Did life begin on carbon planets in the early universe?
'Fossils of the universe' may hold the key to the origins of life, Harvard scientists suggest. Bill Condie reports.
Carbon planets, quite unlike Earth, made of graphite, carbides and diamond, may have been the first to form and become the cradle of life in the universe, a study by Harvard University astronomers speculates.
“This work shows that even stars with a tiny fraction of the carbon in our solar system can host planets,” says lead author and graduate student Natalie Mashian.
“We have good reason to believe that alien life will be carbon-based, like life on Earth, so this also bodes well for the possibility of life in the early universe.”
The early universe consisted mostly of hydrogen and helium, and lacked chemical elements like carbon and oxygen necessary for life as we know it.
Only after the first stars exploded as supernovae and seeded the second generation did planet formation and life become possible, scientists have thought.
Mashian and Avi Loeb of the Harvard-Smithsonian Center for Astrophysics examined a particular class of old stars known as carbon-enhanced metal-poor stars, or CEMP stars.
These contain only 0.00001 as much iron as the Sun, and so must have formed before interstellar space had become seeded with heavy elements.
“These stars are fossils from the young universe,” says Loeb. “By studying them, we can look at how planets, and possibly life in the universe, got started.”

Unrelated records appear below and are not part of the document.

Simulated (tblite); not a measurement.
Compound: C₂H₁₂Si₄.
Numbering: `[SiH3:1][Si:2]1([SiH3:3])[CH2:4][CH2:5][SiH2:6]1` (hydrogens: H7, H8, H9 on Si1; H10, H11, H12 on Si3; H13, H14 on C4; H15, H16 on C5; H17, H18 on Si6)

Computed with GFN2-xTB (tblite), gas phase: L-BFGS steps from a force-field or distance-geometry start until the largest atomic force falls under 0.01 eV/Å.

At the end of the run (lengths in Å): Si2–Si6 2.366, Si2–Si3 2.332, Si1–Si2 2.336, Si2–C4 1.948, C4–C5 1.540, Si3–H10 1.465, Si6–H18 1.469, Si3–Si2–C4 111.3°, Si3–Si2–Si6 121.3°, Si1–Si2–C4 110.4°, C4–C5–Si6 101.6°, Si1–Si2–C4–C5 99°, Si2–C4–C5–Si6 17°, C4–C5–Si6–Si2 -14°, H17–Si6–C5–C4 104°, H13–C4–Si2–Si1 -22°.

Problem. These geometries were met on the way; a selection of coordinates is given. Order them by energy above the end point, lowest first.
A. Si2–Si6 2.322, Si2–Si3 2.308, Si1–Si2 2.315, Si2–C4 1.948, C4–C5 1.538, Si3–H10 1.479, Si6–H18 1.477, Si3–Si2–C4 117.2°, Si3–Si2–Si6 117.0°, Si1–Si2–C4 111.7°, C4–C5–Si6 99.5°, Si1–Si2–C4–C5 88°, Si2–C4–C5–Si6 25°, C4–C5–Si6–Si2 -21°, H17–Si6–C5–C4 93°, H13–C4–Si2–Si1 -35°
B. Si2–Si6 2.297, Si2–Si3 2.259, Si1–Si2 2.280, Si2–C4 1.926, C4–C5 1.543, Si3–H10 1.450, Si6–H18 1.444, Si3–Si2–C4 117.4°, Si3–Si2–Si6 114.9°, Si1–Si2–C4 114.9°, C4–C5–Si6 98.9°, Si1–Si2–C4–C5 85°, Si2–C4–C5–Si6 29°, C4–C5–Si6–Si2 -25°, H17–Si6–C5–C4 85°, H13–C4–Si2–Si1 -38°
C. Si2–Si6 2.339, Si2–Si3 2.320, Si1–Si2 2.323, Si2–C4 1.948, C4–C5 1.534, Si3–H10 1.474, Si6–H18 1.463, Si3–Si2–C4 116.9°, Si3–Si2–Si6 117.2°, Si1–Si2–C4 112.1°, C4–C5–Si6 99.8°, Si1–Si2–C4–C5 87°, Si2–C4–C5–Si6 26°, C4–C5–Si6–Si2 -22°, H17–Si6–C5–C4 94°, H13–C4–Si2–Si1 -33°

Although lacking in iron and other heavy elements compared to our Sun, CEMP stars have more carbon than would be expected given their age.
This would influence the formation of planets made up carbon dust grains clumped together, possible with atmospheres of carbon monoxide and methane.
The next step for Mashian and Loeb is to try to prove these bodies exist.
They say we could find these jet black planets, by observing them transit across their CEMP stars.
“We’ll never know if they exist unless we look,” says Mashian.
This research has been accepted for publication in the Monthly Notices of the Royal Astronomical Society and is available online.